The rates that Safaricom charges rivals for terminating calls on its network are to be controlled by the government in a bid to protect the small telecommunications firms.

Under new regulations that seek to bar dominant telcos from making profits from mobile termination rates (MTRs), Safaricom will charge fees to cover only the costs of interconnecting calls from its competitors.

The Kenya Information and Communication (Interconnection) Regulations 2022 set the stage for the Communications Authority of Kenya (CA) to control Safaricom’s rates of interconnecting calls from its rivals given that the telco controls more than 25 percent of mobile services revenues.

MTRs are the charges levied by a mobile service provider on other telecommunications service providers for terminating calls on its network.

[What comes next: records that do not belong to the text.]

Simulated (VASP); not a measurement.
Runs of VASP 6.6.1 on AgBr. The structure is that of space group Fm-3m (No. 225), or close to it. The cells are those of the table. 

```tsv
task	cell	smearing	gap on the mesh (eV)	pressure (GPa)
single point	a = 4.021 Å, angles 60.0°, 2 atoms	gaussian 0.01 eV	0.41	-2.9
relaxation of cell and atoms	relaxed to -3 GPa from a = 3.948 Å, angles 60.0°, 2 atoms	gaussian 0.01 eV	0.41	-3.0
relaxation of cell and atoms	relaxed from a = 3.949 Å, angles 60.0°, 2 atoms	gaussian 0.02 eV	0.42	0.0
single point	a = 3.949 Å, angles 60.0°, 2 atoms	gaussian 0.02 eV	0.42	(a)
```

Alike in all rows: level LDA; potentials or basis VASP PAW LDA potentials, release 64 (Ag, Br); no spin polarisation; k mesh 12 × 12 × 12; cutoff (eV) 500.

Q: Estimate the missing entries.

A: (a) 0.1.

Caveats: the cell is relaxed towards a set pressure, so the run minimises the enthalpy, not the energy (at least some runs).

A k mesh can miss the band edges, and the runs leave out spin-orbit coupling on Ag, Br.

A telco becomes dominant under the Kenya Information Communications Act, 1998 if it controls more than 25 percent of the industry revenues or has significant market power that places it at a vantage point against rivals.

But Safaricom’s name must be published in the Kenya Gazette to officially be declared the dominant telco to allow the State to control its MTRs.

Airtel and Telkom Kenya have been on a sustained push for lower MTRs, saying that the current rates continue to hurt their revenues and ability to compete with Safaricom.

“A dominant telecommunications licensee shall adopt the cost-based charges for interconnection as set out by the Authority from time to time,” say the new regulations.

“A dominant telecommunications service licensee shall set charges for interconnection based on an objective criterion, observe the principles of transparency and cost orientation.”

Telcos will be allowed to freely negotiate the MTR charges but the new regulations say that the CA will set lower rates if the dominant telcos fail to strike a deal with the smaller rivals.

Safaricom has surpassed the 25 percent share of revenues according to the latest industry data from the CA.

Telcos made Sh280.1 billion in revenues from the sector, with Safaricom taking 82.4 percent of the voice revenue, 78.4 percent of data, 83.8 percent of SMS and 97 percent of other mobile services.

The dominant telco will also be compelled to show proof that its MTRs are based on actual costs in the latest push to make it cheaper for Airtel and Telkom to terminate calls on Safaricom’s network.

The regulations come at a time Airtel and Telkom Kenya have been pushing the CA to lower the MTRs and also allow them to pay 50 percent less than Safaricom in a bid to protect their revenues.

Airtel disclosed that it pays Safaricom Sh300 million per month or Sh3.6 billion per annum in MTRs, highlighting the adverse effect of the high rates on their businesses.

The CA in December cut the rates from Sh0.99 to Sh0.12 per minute and said Airtel’s proposal would be reviewed in a cost evaluation later on.

The new MTR charges are yet to be effected after Safaricom appealed the tariff review. Hearing of the case was set for last month. The proposed MTR pricing regulations look set to trigger opposition from Safaricom given that the telco has in the past opposed attempts by Airtel for a change in how the rates are charged.

Safaricom recently said that further reduction of the MTR charges would negatively impact its revenues and profitability. But the CA rejected the telco’s argument, saying it had enough buffers to absorb the revenue losses due to market dominance.

A smaller telco tends to pay more in mobile termination rates because its users are likely to spend more time on other networks than its own.

Airtel has also accused Safaricom of cutting prices below those of competitors and below actual costs of services, making it hard for the smaller telcos to operate profitably.

Airtel and Telkom Kenya say that the current mobile termination rates have made it difficult for them to compete against Safaricom.

The CA has in the past said that lower MTR will have a positive impact on both consumers and operators, with the ultimate goal of lowering the cost of making calls across networks.

Airtel unsuccessfully sought to have the CA review the charges structure to allow the small telcos to pay 50 percent less than Safaricom.

Kenya’s proposal mirrors the case in Europe where the small players or new entrants enjoy lower MTR rates for up to four years, which is considered long enough to attain a market share of between 15-20 percent that is considered the minimum efficient scale.

Many countries employ the charges structure referred to as asymmetrical model to assist new entrants to compete against the established or dominant players in the telecommunications industry.